Artists truly have it rough: the consistent nagging to create, dictated from a subconscious voice, struggling to balance life's oppression, the existential dread that one's artistic discipline may or may not succeed, plus many, many more circumstances. These stressors have a tendency to pile up, which can either be 1. Easily addressed by peers, family, or friends with an enthusiastic night out or similar fun activity or 2. Shelved into one's mind on a rickety bookcase, destined to creak, crack, and crumble. Each individual artist is or isn't easily susceptible to the latter, but we do not live in a perfect world. Shit happens. However, there is a specific, and horrid, alternative circumstance (let's call it 2a for sake of argument) that can rear its ugly head. That subsection: ignorance and aggression.

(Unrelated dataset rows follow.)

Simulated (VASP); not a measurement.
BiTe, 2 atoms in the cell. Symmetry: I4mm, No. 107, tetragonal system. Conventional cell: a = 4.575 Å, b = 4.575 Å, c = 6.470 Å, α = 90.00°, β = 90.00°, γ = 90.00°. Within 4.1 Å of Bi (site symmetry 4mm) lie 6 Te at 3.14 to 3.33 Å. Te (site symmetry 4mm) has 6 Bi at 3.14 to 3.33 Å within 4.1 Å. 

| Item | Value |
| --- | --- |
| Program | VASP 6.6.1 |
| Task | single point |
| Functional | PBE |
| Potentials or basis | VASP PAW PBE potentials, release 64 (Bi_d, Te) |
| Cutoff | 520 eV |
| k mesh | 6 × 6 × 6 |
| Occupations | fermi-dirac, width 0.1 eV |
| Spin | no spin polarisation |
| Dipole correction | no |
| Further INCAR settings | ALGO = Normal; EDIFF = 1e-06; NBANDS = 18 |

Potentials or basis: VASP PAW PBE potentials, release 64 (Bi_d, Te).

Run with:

I believe every artist, regardless of discipline, must go through a 'coming of age' process. This can either result in a singular event where criticism is received unexpectedly and undesired or a series of consistent failures where no progress is made (think of the official definition of insanity). To tie into the reasoning of 2a, this abrasive intent or attitude is normally the effect of a botched coming of age; where one revolts against the criticizer due to an obscure self-righteous motive or sense of superiority. Thus, the artist continues along this path of resentment with taunts, aggression, and obscene remarks towards fellow artists, be they 'competition' or 'contrived'. In short: bullying.
Now, my dear reader, please do not obscure this practice with constructive criticism. Typically, const. crit. is meant to leave a subjective impression from the reader, for the author; to formulate a pertinent argument, yet still leave the author with a takeaway and a smile. He/she can do whatever they please with said remarks; throw them in the trash, follow them to the T, one's to only speculate. An artist who seeks criticism must entertain all forms of criticism in good faith (in an organized, ethical workshop, presumably). The potentiality of a remark may gouge the flesh at first, thus arousing emotion, however, the scar that forms remains hardy and resilient to future battles. A story cannot become a classic if the author is the only one reading it.
In closing, I do implore you all to perform a simple Google search on creative writing workshop guidelines. Educate yourself with a perspective that may or may not have been previously introduced to you. Refresh. Indulge. Apply. There is many a harsh word to be said if one is to continue the act of bullying in their contemporary's work, expressed in both parties. For the belligerent: Why not allocate your mental fortitude to improve your art, and not scraping the paint off of others' masterpieces? The end result shall typically end in violence. For the artist: Do your best to ignore the sham of a bully, yet reinforce the vellum of emotion with an impervious card stock.